Dave Johnson is a teaching artist bringing poetry to formerly incarcerated individuals in New York City through Free Verse. Inspired by his work with Teachers & Writers and as the Poet in Residence for the NYC Department of Probation, Johnson saw a need for an outlet that could cultivate poetry and address practical concerns like economic inequality. He founded Free Verse, a working artists program, in a probation office waiting room in the Bronx to give participants the chance to express themselves through poetry, prose, and song. A few graduates of his program now work as paid teaching assistants and help support the T&W workshop program at VISIONS: Services for the Blind and Visually Impaired. From February 23 to April 19, the Queens Museum will be exhibiting a retrospective of the last ten years of Dave’s work with Free Verse accompanied by a display of the courageous work of participants whose lives have been changed by the program.
In Spring of 2020, Victoria Collins spoke with Dave about Free Verse.
Victoria: How did you begin working with formerly incarcerated individuals?
Dave: One of the things I discovered in partnering with Lonni Tanner and the New York City Department of Design and Construction through research was how long people were waiting in New York City probation offices and we began to focus on the waiting spaces within the NYC Department of Probation.
They redesigned these spaces in probation facilities all over the city—each borough has one. In Brooklyn, there are three. They renamed them NeONs (Network Opportunity Networks) and tried to recreate the space and make it something more than a correctional facility.
We redesigned the furniture, started putting art on the walls and even had graffiti artists come in and do the bathrooms. It’s funny: after we did that, we didn’t have the problem of people writing on the bathroom walls. But nothing had really changed and there was no new money going into the system, so there was nothing really getting at the root of the problem.
Victoria: How did you go from redesigning these spaces to leading poetry workshops in the waiting rooms?

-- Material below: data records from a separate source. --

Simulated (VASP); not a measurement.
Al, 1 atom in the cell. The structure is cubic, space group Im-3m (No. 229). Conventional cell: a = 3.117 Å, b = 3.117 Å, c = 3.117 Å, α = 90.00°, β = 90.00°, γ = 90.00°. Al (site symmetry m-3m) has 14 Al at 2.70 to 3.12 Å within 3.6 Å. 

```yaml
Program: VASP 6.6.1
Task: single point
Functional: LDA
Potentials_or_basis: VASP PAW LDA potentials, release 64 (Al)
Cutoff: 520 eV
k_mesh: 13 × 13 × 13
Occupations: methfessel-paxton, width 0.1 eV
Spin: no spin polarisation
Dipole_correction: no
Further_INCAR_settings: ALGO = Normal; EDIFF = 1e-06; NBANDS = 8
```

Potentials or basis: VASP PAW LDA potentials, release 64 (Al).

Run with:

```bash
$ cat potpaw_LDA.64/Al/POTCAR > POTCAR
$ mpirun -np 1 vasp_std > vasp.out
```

Dave: I started by coming in a couple days a week and just watching. It took me a couple of months but it eventually came to me and I said,”I think we can turn this space into a cafe.” I think we can change what this space represents so that when people are waiting, it’s not for nothing. Things are actually being achieved and accomplished. And yeah, you had to sit here all day because it was mandated by the court, but while you were here, you could write a book, we could record a CD.
It was organic. I never set out to start the Free Verse writing program. I figured, after three months, they’d say “hey, that was fun,” and I’d be out looking for work, but probation had serious needs and the longer I stayed, the more I realized that this was more than a poetry program.
Victoria: Was it difficult to get people interested in poetry?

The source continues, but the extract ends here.